This week’s parsha starts out with the ultimate of ultimatums, will you choose blessing or curse? It’s very simple, just do all the commandments and you’ll get blessings. Easy stuff, right? This choice will be presented later in Devarim and further expounded upon. But the primary difference between here and later happens to be how it’s all introduced; with a single word (and name of the parsha) Re’eh. To see. What is the Torah alluding to with this word?
The immediate answer is that Moses instructs the Jewish people in a ceremony that they will perform just before entering Israel. Basically there are two mountains, Mount Gerizim and Mount Ebal. They’ll recite blessings atop one mountain and curses atop another. From that experience they’ll always be able to look to those mountains as a visual reminder of that choice. And to this day* you can see these almost identical mountains (almost being that one is lush and green while the other is barren and desolate) as a clear visual expression of blessing and curse.
Then the parsha jumps to talking about various mitzvahs. One might think that the Torah starts with this “seeing” idea, then drops it and moves on to other things. But if you look closely at these individual ideas, it is clear that they all reveal God and His blessings, each in a profound and unique way.
From the two mountains Moses then instructs the Jewish people of the future location of the Beis HaMikdash, the Temple where Hashem’s spirit will rest and miracles will be in plain sight. There is no easier way to see God in the world than at the holy Temple mount. It is truly a shame that we lack the Temple as the ability to feel God in a tangible way left the world with its destruction.
Then follows the commandments to destroy idolatrous citiesand prosecute a false prophet. These ones seem pretty harsh without context and I’m not going to try to justify them here. But I will say that these are two things that either distract, obstruct, or confuse our ability to connect with Hashem. One of the biggest problems we have today is people’s association of God and religion with the way the message has either been misunderstood or perverted for the sake of an agenda. There is no shortage of Jewish ideas that have been hijacked and misconstrued. However idolatry and the false prophet were tenfold worse than someone using mistranslations or out of context verses to preach hate and violence.
Beyond that, Moses hits tzadaka, tithing produce, and the shmitah year. Regardless of your religious level, any good person can get behind giving charity to the poor. When it is viewed from a religious perspective, the action clearly brings God’s mercy into the world. Tithing is an extension of that. When we view our earnings (crops, money, or otherwise) as not our own, but given to us from God, giving back 10% of those earnings not only makes sense, it’s imperative. Then the shmitah year (where loans are forgiven and slaves are set free) is an even bolder step.

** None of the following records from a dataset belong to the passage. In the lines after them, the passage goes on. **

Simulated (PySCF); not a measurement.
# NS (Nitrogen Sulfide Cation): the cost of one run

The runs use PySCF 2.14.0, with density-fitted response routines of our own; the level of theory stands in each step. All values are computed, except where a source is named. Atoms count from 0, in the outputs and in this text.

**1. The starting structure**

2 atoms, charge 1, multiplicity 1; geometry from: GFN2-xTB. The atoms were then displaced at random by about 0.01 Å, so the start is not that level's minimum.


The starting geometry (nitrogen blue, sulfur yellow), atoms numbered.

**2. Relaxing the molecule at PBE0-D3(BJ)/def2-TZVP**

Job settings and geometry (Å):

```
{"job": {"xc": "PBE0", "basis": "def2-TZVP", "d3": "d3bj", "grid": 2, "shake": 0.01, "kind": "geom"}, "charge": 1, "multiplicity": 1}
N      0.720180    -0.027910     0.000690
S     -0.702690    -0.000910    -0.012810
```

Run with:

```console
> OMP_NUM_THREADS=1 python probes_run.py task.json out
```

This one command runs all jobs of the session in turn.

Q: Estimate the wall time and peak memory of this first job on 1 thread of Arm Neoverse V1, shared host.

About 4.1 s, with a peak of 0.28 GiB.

Then the parsha ends with instructions about the 3 big holidays, Pesach, Shavous, and Sukkos which require pilgrimages to Jerusalem. A journey to Jerusalem is always an elevation of spirit, but to do so during the holiest days of the year super charges it.
One of These Things is not Like the Other
So while the mitzvahs above clearly reveal God and blessings, the parsha has a section reviewing the laws of kashrus. The mitzvahs of keeping kosher are known as chukim or laws that have no logical reason. Despite what you might have heard, we don’t keep kosher because it’s healthier. So how does this fit into the mold of revealing God?
The criteria for identifying kosher land animals requires two aspects. 1) The animal must chew its cud and 2) it must have split hooves. Now what is the most famous non kosher animal? The pig. And with this animal, it actually has one of the two criteria, split hooves. So one might think, “Hey this pig has one of the kosher signs, maybe it’s not as bad as other non kosher animals?”
The rabbis say that is a trap. On the outside the animal looks kosher, but on the inside, it’s not. Now why would God make such a delicious animal not only forbidden to the Jews, but also appear kosher? It’s like God is teasing us. Surely it’s a curse! If you choose to look at it that way. But there are many ways to see it as a blessing (okay now you can use the health reason –achem- trichinosis).
And that’s the deeper lesson of the parsha. We can choose to see in everything blessings or we can choose to see curses.
Seeing Blessing In Life
God actually demonstrates this idea early on in the Torah. If we go all the way back to Bereishis (1:3-4), God has the famous line “‘Let there be light,’ and there was light.” But them immediately after, “God saw that the light was good.” Now why does God need to see the light was good? He didn’t know when He made light that it would be good? Of course not. According to the Ramban, the Torah is telling us that the way we choose to view things has an affect on the thing itself. We all know people who can’t help but be a pessimistic and see the worst in life. Where we’re inclined to write it off simply as a negative perspective, the Torah says, they’re actually inviting more curses upon themselves. And if the Torah’s examples isn’t enough for you, scientists have known for years that the observer changes the experiment.
So always remember that the way you choose to look at the world is the difference between blessing and curse. Granted you still have to keep the mitzvahs. But along that tremendously uphill journey of taking on those mitzvahs, you can either let those obstacles be an excuse to quit or an opportunity for reaching a higher level. It’s up to you.
*Just a heads up, there does happen to be a disagreement about which mountains are actually Mount Gerizim and Mount Ebal, but Rabbi Greiver swears he went to the authentic sight. At least that’s what his tour guide told him.